This thread has been locked.

If you have a related question, please click the "Ask a related question" button in the top right corner. The newly created question will be automatically linked to this question.

TDA4VM: Model accuracy decreases if setting inYuvFormat true when importing onnx model

Part Number: TDA4VM


SDK Version: 7.1 & 8.2

Import Config:

modelType = 2
inputNetFile = add1conv.onnx
outputNetFile = test_yuv/detection.bin
outputParamsFile = test_yuv/detection_cfg.bin
numParamBits = 8
quantizationStyle = 3
inElementType = 0
inWidth = 640
inHeight = 384
inNumChannels = 1
inDataNorm = 1
inMean = 0 0 0
inScale = 0.00392156862745098 0.00392156862745098 0.00392156862745098
inDataFormat = 1
inResizeType = 0
resizeWidth = 640
resizeHeight = 384
perfSimTool = ./bin/perfsim/ti_cnnperfsim.out
perfSimConfig = ./bin/perfsim/device_config.cfg
graphVizTool = ./bin/tidl_graphVisualiser.out
tidlStatsTool = ./bin/PC_dsp_test_dl_algo.out
inData = /home/omagiclee/Documents/projects/tda4/import_tool_sdk8.2/images_yuv/640_384.yuv
postProcType = 2
debugTrace = 1
debugTraceLevel = 2
writeTraceLevel = 3
foldBnInConv2D = 0
foldPreBnConv2D = 0
inYuvFormat = 0
inFileFormat = 1
rawDataInElementType = 0
numFrames = 1

Hi, All: 

We set the inYuvFormat para true when importing onnx model to .bin model. However the accuracy of the final .bin model decreases a lot.

To analysis the problem, we set the foldBn para false, debug the featmap layer by layer and find the following confusion:

(1) the graphes of models are : left if our original model (with foldBN false); right is our YUV input model with the same net arch as our original model.
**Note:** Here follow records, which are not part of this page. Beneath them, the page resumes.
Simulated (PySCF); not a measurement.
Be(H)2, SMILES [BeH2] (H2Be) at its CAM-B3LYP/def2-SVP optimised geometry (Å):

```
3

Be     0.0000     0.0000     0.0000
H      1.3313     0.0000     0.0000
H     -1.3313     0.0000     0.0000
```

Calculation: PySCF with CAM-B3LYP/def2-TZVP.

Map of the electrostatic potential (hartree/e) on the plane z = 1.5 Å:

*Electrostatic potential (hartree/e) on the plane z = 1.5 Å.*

we visualize the featmaps layer by layer and find that:

(a) the ColorConversion output may by wrong. The left matrix is a subset of UVUV which is the input of the ColorConversion layer and the middle matrix and the right matrix are the U and V matrix of the output of the ColorConversion layer. As the input format of YUV is NV12, we find the pink number is wrong and the U and V value is exchanged. and some other lines is also with the same problem

(b) the 1x1 Conv2D to do the transformation from yuv to rgb may be wrong. We find that the input of Convolution[4, 4] is YUV(with shape of (384x640x3)) while the output of it is YYY(with the shape of (384x640x3)) rather than expected RGB image.

2. Besides, we following the advise from Desay and Ti, wo explicitly add a identity 1x1 Conv2D after the input layer in the original network and it doesn't work either.

Are we wrong about the process of the YUV to RGB, and how can we achieve the goal (with YUV NV12 input, the accuracy do not decrease as the transformation from yuv to rgb is fixed)?